Our prospects often ask why should they should select Solix when major players like IBM and HP also offer information lifetime management (ILM) products that duplicate many of the basic features of our product. The answer is that we are singularly focused on ILM, both in terms of service and advanced development. IBM and HP are certainly good companies, but for them ILM is a minor part of their overall product set. ILM customers of IBM and HP will never get attention from the company CEO (unless they are also major users of many other products from those companies). And while these companies certainly have vast resources compared to Solix, those are not focused primarily on their ILM products but rather on their larger product sets. As a result small vendors tend to provide more advanced, best-of-breed products, and that certainly is true of Solix.
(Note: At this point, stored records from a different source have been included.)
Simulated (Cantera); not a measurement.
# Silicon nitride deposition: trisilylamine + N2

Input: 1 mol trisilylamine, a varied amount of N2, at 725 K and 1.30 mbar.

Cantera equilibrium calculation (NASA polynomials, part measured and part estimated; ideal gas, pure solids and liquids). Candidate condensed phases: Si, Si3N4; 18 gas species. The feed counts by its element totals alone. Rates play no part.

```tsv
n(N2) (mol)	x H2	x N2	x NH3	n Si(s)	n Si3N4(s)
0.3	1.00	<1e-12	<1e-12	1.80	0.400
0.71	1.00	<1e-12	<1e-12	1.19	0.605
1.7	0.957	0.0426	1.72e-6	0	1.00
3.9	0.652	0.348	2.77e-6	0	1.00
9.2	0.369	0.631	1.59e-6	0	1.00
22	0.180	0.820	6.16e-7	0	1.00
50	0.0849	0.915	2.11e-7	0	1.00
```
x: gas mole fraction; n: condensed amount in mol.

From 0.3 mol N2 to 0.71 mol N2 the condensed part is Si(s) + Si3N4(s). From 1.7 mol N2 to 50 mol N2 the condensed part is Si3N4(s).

Unfortunately the normal vendor selection process fails to recognize these advantages. It is generally remains mired in bureaucratic processes. RFPs fail to differentiate among mature products or identify innovators. They usually are based on requirements that buyers can envision now, often missing the vision for the future. Their feature lists look quite similar to capabilities that vendors can deliver in current releases rather than more visionary features that don’t exist in many products today. The result: Newer, innovative products don’t get considered often citing viability and track-record concerns.

Leaving aside the questions of whether HP’s recent reorganization is good or bad for HP, we can derive several specific lessons from HP’s recent announcements that apply to the question of small vendors in the marketplace:

  • Small vendors are often eliminated from consideration as suppliers based on long-term viability concerns. HP’s sudden decision to kill its webOS-based products including both its new tablets and Palm smartphones just weeks after announcing those tablets and making public statements about its commitment to competing in the tablet market, however, show that big vendors can simply shut down whole product sets without warning. How would you feel if your company had made a commitment to those webOS tablets based on HP’s overall relationship with your company, its size and stability, and its assurances from high level executives of its long-term commitment to that technology?
  • Large companies traditionally have problems keeping up with the leading edge in technology innovation in part because their very size creates inertia. Innovation in large companies, as HP has demonstrated, often focuses on major business moves such as HP’s announcement that it will sell its entire PC division and get out of the PC business while moving into software by acquiring Autonomy. Customers of HP desktops and laptops have to wonder who their supplier will be next year.
  • Small companies with a precise focus often are less vulnerable. Japanese car companies were smaller when they started, but they brought in a new design philosophy and better technology at lower cost. Because they never had manufactured big, high-performance but gas-guzzling, overhead-cam engines, they were free to introduce new, more economical, engine technologies. They are forced to differentiate through innovation. Another example, Tesla has created the first really practical electric car in terms of overall performance, forcing the larger companies to embrace electric power. And the customers of those small companies benefit from that innovative spirit, not just today but into the future. A small vendor with one product set is totally committed to that product for its survival and needs to keep innovating on that platform to stay ahead of the competition and maintain its differentiation.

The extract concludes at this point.